AK: Yeah, and that’s so unfortunate. That’s not you, that’s society’s problem, that’s other people’s problems, that’s not yours. Everyone has a hangup, and no one really understands how to talk about their own problems, and it requires a lot of emotional maturity and it requires a lot of personal sophistication to have respect for autism, and I think it is required by everyone. I think far more people should understand it better and care about it more. It’s some of the most incredible brain patterns and some of the most incredible ways of thinking any humans have ever shown. And we need to have far more respect for that and a deeper understanding of it as well.

JR: See, this is what I’ve been pushing for, for pretty much my whole life, and you’ve seen links to my own blog, which is dedicated to emphasizing the perspectives of people who are on the autism spectrum, and it’s like working with these writers, I’m just still taken aback by the way their minds work.

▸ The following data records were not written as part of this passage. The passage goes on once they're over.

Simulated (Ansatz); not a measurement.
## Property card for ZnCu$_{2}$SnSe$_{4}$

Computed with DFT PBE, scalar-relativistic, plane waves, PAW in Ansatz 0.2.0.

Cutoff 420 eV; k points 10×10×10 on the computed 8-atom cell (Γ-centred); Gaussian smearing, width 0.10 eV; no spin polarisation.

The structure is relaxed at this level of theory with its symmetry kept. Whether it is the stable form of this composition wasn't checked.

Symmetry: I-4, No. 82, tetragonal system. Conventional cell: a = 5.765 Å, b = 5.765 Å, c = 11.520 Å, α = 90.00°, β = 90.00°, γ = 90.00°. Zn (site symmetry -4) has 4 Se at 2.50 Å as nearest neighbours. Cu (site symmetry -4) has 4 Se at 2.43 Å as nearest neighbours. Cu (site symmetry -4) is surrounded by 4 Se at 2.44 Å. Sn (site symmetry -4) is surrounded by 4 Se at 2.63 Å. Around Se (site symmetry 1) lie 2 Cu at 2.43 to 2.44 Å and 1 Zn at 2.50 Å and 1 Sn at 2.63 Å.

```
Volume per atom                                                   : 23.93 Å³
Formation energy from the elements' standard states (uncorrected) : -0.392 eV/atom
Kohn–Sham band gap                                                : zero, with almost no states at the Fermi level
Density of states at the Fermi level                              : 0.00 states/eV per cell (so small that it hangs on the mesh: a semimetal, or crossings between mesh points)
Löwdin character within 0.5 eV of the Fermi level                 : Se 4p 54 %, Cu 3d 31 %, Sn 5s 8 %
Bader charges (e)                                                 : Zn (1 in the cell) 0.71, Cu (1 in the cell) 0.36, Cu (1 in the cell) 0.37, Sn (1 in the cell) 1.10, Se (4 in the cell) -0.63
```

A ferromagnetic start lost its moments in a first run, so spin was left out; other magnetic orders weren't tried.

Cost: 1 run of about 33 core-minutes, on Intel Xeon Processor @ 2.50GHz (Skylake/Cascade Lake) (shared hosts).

AK: It’s beautiful, and it’s so inspiring. We could all stand to learn so much from that kind of thought process and focus, which we have so little of these days, everyone is like a hummingbird, and can barely focus on anything. And I think it’s kind of beautiful to have brain patterns like that, I think it’s magical, actually.

JR: This also brings me to another point, for the longest time I have always wanted to make a film about people who are on the autism spectrum, and I don’t want to show them as being social outcasts, you know what I mean?

AK: I completely agree, I also think that’s the wrong way to go. It’s not about that.

JR: I don’t them to be exaggeratedly smart, or exaggeratedly dumb a la Rain Man, because I think you can imagine I would have a lot of things to say about that one in particular.

AK: Yeah, I hate that movie.

JR: Here’s the thing, I don’t hate it as much as I know many of my peers do, but I hate what it’s done to people like myself.

AK: It comes from a time when we had very little knowledge and very little understanding and it doesn’t hold up to the test of what we know now. It feels incredibly dated and immature, so it doesn’t necessarily resonate. And that’s a good thing, it’s great that we moved past that, and it’s great that we no longer see people with autism like that. It was a film that I think at the time believed that it was doing something good and kind and honourous for the autistic community, with the lens of time it is obviously not that helpful.

JR: Whenever I hear that title alone, I just kinda cower in fear already.

AK: Yeah, same, same.

JR: And it’s weird enough though, because I find myself relating to another Dustin Hoffman character in particular, and it’s always associated with Rain Man, is so… ugh.

AK: That’s obnoxious, it’s really unfair. I think that’s going to change soon, I hope it’s going to change soon.

JR: And the film I was obviously referring to was The Graduate, because what else was it going to be? It’s in my all-time top ten, so for those of you listening, it tells you a lot about my taste.

AK: Love The Graduate! And it really does.

JR: Since we’re going to have to end things off right here, I just want to thank you again, Amanda, for taking the time to show up on my show, because I don’t know where to begin, I am so thankful that you’re here with me, just helping emphasize how important it is to listen to perspectives of people like myself.

AK: Yeah, I think you have great taste, and I’m really lucky to get to talk to you. It’s very rare I get to be interviewed by someone who knows movies as well as you do, so thank you for having me, I’m really honoured.